Some recalled the case years later, when Cruz ran unsuccessfully for president in the Republican Primary in 2016. One was his freshman-year college roommate, Craig Mazin, who tweeted: Ted Cruz thinks people don't have a right to "stimulate their genitals." I was his college roommate. This would be a new belief of his.

Another was a radio host, who prompted candidate Cruz to disavow the long-dead Texas dildo ban, and say: "What people do in their own private time with themselves is their own business and it's none of government's business."

But election business was another matter. The same year, the Cruz campaign inadvertently cast a former soft-core porn actress in an ad attacking his rival, Sen. Marco Rubio, R-Fla.

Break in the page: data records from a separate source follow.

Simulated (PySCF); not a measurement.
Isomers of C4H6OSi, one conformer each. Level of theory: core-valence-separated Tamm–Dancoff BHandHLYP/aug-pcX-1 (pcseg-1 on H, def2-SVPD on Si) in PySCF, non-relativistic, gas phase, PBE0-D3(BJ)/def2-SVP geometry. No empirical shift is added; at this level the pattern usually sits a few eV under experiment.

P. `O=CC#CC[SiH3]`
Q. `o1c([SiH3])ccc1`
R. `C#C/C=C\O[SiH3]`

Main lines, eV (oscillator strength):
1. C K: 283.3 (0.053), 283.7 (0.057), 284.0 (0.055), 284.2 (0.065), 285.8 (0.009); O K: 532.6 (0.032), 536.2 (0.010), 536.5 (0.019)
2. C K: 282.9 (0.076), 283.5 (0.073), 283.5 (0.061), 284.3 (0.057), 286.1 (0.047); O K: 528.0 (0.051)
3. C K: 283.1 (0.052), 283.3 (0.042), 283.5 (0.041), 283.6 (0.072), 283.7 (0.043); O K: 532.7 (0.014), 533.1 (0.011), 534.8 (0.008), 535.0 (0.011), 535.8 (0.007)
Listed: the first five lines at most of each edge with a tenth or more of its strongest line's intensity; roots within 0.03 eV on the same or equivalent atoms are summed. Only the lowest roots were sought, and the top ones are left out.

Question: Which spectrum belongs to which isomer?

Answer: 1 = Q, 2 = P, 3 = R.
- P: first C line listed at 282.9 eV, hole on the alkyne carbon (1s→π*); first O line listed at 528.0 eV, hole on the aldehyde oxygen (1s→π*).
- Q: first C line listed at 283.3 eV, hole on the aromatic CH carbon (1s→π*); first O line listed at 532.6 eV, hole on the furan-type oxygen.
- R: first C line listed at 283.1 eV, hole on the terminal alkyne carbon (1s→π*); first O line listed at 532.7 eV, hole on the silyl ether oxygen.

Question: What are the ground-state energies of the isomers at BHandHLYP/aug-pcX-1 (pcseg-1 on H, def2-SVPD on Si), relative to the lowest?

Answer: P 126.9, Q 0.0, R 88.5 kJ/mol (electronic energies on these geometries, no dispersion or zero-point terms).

The campaign killed the ad after discovering Amy Lindsay's film history, and the actress protested that she worked mainstream roles along with the occasional erotic film.

"You guys have all painted me as this big porn star, which I am not," Lindsay told The Post at the time.

Speaking of porn stars, the other big name from Tuesday's "Milf Hunter" tweet scandal was apparently one of the last to find out about her star had crossed with Cruz.

"So I hear I am trending with Ted Cruz," Cory Chase wrote on Twitter in the late morning - long after the like had been revoked. "I am literally in the dark with hardly any access to the Internet world. #OMG #hurricaneirma."

And so the actress reminded us all that, porn storms aside, there are other things going on in the world.

"This was not how I envisioned waking up this morning," Cruz told his journalist interrogators at the Capitol, and then got in a crack of his own:

"If I had known that this would trend so quickly, then perhaps we should have posted something like this during the Indiana primary."